The unlikely story of a pickles ad that became an award-winning film

Ivan Sosnin took home The Golden Unicorn for Best Debut at the 2021 Russian Film Week in London. His first feature is an ode to happiness and human connection that span across the long kilometres of Russian railways.

20 January 2022
Text: Lara Olszowska

Born and raised in the small town of Nevyansk in the Ural Mountains, Ivan Sosnin took a less than predictable route into filmmaking. Hungry for the opportunities that big city life offered, he initially moved to the regional hub of Yekaterinburg to study metallurgy. Yet although the course was a popular and practical choice (thanks to the Urals’ rich supply of minerals), it wasn’t where Sosnin’s heart lay. He spent his time in the city pursuing other, more creative interests — which eventually led him into the world of advertising videos. The production company he now runs together with his wife, Yana Shmaylova, boasts a large portfolio of music videos, short films, and collaborations with established Russian artists, from Oxxymiron to Delfin. But the project that directly led Sosnin to his debut feature was somewhat less expected: an ad campaign for pickles.

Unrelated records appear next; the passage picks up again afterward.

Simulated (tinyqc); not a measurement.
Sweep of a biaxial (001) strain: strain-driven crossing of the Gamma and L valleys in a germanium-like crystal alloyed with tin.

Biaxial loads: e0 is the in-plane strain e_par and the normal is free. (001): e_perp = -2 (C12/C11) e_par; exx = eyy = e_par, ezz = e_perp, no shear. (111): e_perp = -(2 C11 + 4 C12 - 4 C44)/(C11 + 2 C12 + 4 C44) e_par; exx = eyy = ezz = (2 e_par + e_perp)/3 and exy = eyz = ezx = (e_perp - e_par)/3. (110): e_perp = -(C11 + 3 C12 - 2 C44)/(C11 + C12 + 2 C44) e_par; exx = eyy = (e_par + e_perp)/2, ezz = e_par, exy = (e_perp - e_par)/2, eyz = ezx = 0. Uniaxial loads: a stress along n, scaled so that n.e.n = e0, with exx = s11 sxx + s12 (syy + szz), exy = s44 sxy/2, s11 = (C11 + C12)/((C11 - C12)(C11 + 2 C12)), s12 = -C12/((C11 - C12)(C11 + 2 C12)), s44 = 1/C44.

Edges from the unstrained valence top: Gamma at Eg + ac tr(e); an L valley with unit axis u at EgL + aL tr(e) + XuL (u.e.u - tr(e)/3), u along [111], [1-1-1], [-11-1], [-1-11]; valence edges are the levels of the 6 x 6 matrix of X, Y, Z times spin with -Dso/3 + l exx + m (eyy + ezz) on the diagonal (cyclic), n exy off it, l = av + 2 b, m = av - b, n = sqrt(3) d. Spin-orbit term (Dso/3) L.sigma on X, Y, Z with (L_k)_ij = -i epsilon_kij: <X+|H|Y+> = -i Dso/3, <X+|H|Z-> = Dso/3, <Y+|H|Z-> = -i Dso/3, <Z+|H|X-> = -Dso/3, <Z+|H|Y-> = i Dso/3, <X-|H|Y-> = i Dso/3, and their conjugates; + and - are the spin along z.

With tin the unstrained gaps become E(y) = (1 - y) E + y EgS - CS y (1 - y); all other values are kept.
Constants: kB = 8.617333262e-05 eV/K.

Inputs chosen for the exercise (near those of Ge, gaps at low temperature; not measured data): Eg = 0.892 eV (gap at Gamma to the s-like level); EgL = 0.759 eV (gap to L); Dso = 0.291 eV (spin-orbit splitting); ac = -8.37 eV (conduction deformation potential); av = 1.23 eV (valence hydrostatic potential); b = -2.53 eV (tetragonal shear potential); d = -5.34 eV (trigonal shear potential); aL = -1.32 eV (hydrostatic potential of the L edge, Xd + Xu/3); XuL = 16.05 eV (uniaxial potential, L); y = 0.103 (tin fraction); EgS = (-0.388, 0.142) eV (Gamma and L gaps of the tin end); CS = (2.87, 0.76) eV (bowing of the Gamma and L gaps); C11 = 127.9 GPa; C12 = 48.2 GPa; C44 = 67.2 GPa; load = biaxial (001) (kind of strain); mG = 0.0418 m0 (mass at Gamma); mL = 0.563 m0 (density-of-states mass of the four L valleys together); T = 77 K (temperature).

Sosnin’s team was asked to shoot footage on the concept of homeland, family, and returning home by Uncle Vanya, a canned and pickled goods brand that shares nothing with the art world aside from its name, borrowed from a famous Chekhov play. Sosnin ended up shooting a few short films, which were edited into adverts — but his intuition told him that all of these clips could be turned into a larger artistic project. “I realised on the third short film that this concept [of travelling by train] could tie the shorts into one,” the filmmaker says.

Train travel would eventually make it into Sosnin’s debut feature, Next Station: Russia (2021), along with the anthology structure. The film is narrated by Ivan, whose stoic, weather-beaten appearance conceals the energised, philosophy-prone soul of a poet. We follow Ivan as he makes his way home by train from Vladivostok, Russia’s easternmost Russian city, to Moscow, as he meets new people and soaks in their stories. This structure delivers five different narratives that all share the same narrator, the name of their central characters (it is always Ivan), and the theme of travel.

“We have a huge country and when you travel by train, you can feel it straight away,” reflects Sosnin. “You see how people from different regions of the country live, and that is inspiring.” Next Station: Russia is a skillful attempt at showing this diversity, as its stories span from a heart-warming tale of a deaf sailor in Sochi, to comic misunderstandings between a of Cuban man and the locals in the Urals, to a painful interaction between an estranged father and daughter in Moscow.

Still from Next Station: Russia

Still from Next Station: Russia

The film’s original title translates directly as “Ivan’s Happiness” — and even though Sosnin’s feature does not shy away from sadness or melancholy, the director hoped to explore and portray brighter, more positive emotions. The filmmaker consciously wanted to depart from what he calls the “quite depressing stories” that draw some contemporary Russian directors. Life in Russia, like anywhere else, can be full of hardships that make for successful brooding dramas — but Sosnin, thanks to his background, has a different perspective. “I think that even people who maybe don’t have enough money, or live in the countryside without electricity, still have their happiness, and will always want a good life. I have a grandmother who has lived in the country her whole life, so I also know how people are [living] there,” argues the director.

Still from Next Station: Russia

Still from Next Station: Russia

Next Station: Russia stars the likes of Kirill Käro (Better than Us, To the Lake) and Aleksei Serebryakov (Cargo 200, Leviathan) — an impressive cast for a first-time director. But Sosnin already has a number of successful short films under his belt — even if shorts don’t always get the same recognition as features among critics, viewers, or industry professionals. “In Russia, everyone treats short films like a starting point for a feature film, like it’s a trampoline to the full-length film. But I would like shorts to live as a genre, to exist on their own and not as a launchpad,” says Sosnin. For the time being, the director has to rely on sponsors and streaming platforms to distribute his previous works. He laments that in the future, shorts will be available predominantly online, as it is increasingly harder to find a place for them on big screens.

Still from Next Station: Russia

Still from Next Station: Russia

Sosnin’s upcoming second feature, Dalekie Blizkie (“Distant Loved Ones”), is also a road movie, just like its predecessor. This time, the director abandons the railway in favour of a freeway — but his focus remains on human relationships and communication, despite distance, language barriers, or past conflicts. Filming is now complete, and Sosnin hopes to see the finished product in cinemas later this year. In the meantime, he is writing a TV series and thinking up synopses for new films, both short and full-length.